Two weeks in Maine where the water is clean re-opened my eyes to something I take for granted in Pennsylvania: polluted orange water.
Perhaps you’ve been to this restroom at the Route 528 boat launch in Moraine State Park. The restroom is clean but the water is not. “Notice. Non-potable water. Not for Drinking.” The metallic smell and orange-stained sinks and toilets make you wonder, “If the water’s that bad, should I use it to wash my hands?”
Coal mining contaminated the ground water here(*). The orange water is acid mine drainage. When the coal was removed it exposed pyrite which, when exposed to water, turns into sulfuric acid and iron. Bad water from old surface and underground mines flows into streams and wells in Pennsylvania’s coal regions.

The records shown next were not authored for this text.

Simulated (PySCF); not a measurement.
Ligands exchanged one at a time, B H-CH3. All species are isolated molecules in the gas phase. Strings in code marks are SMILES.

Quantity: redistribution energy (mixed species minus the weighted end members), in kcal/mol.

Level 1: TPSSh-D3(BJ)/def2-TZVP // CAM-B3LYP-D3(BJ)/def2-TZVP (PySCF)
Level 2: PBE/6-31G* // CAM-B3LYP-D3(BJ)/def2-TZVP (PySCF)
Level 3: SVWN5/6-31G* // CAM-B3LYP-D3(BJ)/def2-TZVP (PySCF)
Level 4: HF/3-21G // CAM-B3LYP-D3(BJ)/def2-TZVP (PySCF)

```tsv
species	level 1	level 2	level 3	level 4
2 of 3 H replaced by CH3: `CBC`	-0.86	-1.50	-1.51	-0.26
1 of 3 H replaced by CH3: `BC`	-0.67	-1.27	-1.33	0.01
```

95% of the abandoned mine drainage in the U.S. is right in here in western PA, West Virginia, southwestern Virginia, and far western Maryland. Visitors are shocked by the orange water we’ve come to take for granted. Pennsylvania has more than 3,000 miles of these polluted streams, a problem too huge for individuals to solve.
The good news is that Pennsylvania stepped in with coal mining laws in the 1960’s that prevent new water contamination and PA Department of Environmental Protection (DEP) can require clean up when an old mine is reopened. Slowly, the worst water is being treated and improved.
That’s how part of the Conemaugh River turned from orange to clear in Somerset County in 2013. See before and after pictures and read about the impressive change here on the Allegheny Front.
(photo by Kate St. John)
(*) There are other ways to expose pyrite. During construction of Interstate-99, excavation and rock-handling on Bald Eagle Ridge exposed pyrite that polluted nearby ground water and Buffalo Run, a high quality stream. Though the pyrite was known to be there, construction plans ignored it. It took two years and $83 million to fix the mistake.
During the formulation, enactment, and enforcement phases of the MAD cleanup
laws,there has been powerful and incessant opposition to them. It continues to this
day. The corporate position is that the government entities (us) pick up the tab for
cleanup. This was the case for the post- surface mining resolution for damage from strip mining conducted during the first half of the 20th Century. Most of the operators were
disbanded and long – gone before the public and government decided to attack the
problem. Thus, the enormous costs were shifted to the government, the cleanup continuing to this day. Thus, orange, smelly, non- potable water in a public sink,the
legacy of that long- ago era of unregulated damage to OUR environment.
There are lessons to be learned here. Think present- day energy boom.